Co-op Leaders Consider a Changing Market
January 19, 2015
Politics, policy and competition headlined issues that Texas Electric Cooperatives President/CEO Mike Williams presented during two recent conferences. TEC’s 42nd annual Managers Conference was held in December 2014, and the 14th annual Directors Conference in January.
Educational sessions further developed these topics, providing the Texas cooperative leaders in attendance a preview of issues facing the electric industry. The need for electric cooperatives to stay relevant in a changing market undergirded top concerns.
In politics, change came with the 2014 election as voters placed new representatives in the Texas Legislature. “It will be a slightly different tone, I think, in this Texas Legislature in 2015, and we are prepared for that,” Williams said in his opening remarks at the Managers Conference.
He explained how TEC is poised to represent co-op issues in Austin in the 84th Legislative Session, which commenced Jan. 13. Additionally, Williams applauded co-ops’ regional efforts, which makes statewide lobbying successful. “Your leadership in your local communities is critical to our political success,” he said.
In policy, change may come as the Environmental Protection Agency considers implementing regulations on carbon emissions. The rule would prevent construction of coal-fired power plants and eliminate coal in the existing fleet. Such a rule would affect the reliability and cost of electricity, Williams said, predicting that the issue will play out in court or with the next presidential election.
Regarding competition, Williams and guest speakers addressed distributed generation, nontraditional competitors and the possibility of new distribution neighbors. “We could have some new players with a competitive edge before long,” Williams said.
Competition presents co-ops with opportunities to stand out. “We could begin to see a fundamentally different relationship with our members,” Williams said.

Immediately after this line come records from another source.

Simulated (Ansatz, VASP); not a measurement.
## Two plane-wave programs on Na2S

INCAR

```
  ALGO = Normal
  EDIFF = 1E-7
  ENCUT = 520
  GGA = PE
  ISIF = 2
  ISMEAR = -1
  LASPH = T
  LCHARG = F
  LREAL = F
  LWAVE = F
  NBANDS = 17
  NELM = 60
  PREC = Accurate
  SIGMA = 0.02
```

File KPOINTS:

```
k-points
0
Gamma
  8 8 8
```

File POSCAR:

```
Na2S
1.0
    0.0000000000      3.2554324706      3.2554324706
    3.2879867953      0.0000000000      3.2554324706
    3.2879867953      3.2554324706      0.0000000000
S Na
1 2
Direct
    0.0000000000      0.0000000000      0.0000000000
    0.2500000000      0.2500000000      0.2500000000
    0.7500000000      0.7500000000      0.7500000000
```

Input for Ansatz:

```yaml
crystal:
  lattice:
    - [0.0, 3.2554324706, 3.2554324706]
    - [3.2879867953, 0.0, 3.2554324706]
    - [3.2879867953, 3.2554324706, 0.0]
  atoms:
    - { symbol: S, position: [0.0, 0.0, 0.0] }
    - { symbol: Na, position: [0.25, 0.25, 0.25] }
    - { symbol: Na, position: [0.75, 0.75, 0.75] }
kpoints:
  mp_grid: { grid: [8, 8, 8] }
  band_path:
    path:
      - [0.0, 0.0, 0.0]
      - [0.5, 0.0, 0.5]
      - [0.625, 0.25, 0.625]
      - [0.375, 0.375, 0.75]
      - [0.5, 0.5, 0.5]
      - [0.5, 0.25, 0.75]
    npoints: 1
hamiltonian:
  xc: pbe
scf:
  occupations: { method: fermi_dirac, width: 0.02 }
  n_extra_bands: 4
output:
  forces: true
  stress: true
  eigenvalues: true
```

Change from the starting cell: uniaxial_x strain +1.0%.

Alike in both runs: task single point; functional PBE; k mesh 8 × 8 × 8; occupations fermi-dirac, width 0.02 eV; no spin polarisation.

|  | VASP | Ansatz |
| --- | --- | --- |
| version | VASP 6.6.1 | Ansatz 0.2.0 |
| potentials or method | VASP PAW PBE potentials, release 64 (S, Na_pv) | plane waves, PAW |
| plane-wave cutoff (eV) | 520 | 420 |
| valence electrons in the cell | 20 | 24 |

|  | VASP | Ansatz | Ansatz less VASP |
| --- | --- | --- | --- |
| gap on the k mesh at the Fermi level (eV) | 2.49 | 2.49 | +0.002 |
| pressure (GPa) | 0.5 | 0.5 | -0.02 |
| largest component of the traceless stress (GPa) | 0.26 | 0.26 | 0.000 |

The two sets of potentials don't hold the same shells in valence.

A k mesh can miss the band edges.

One area where co-ops can become a resource for members is in distributed generation. As prices for solar systems drop and more installation options become available, more third parties attempt to woo members into buying products and services that co-ops could offer.
Attendees at both conferences also delved into additional timely issues facing the electric industry, including the relationship between power generation and water trends in homebuilding, and the synergy of energy, the environment and the economy.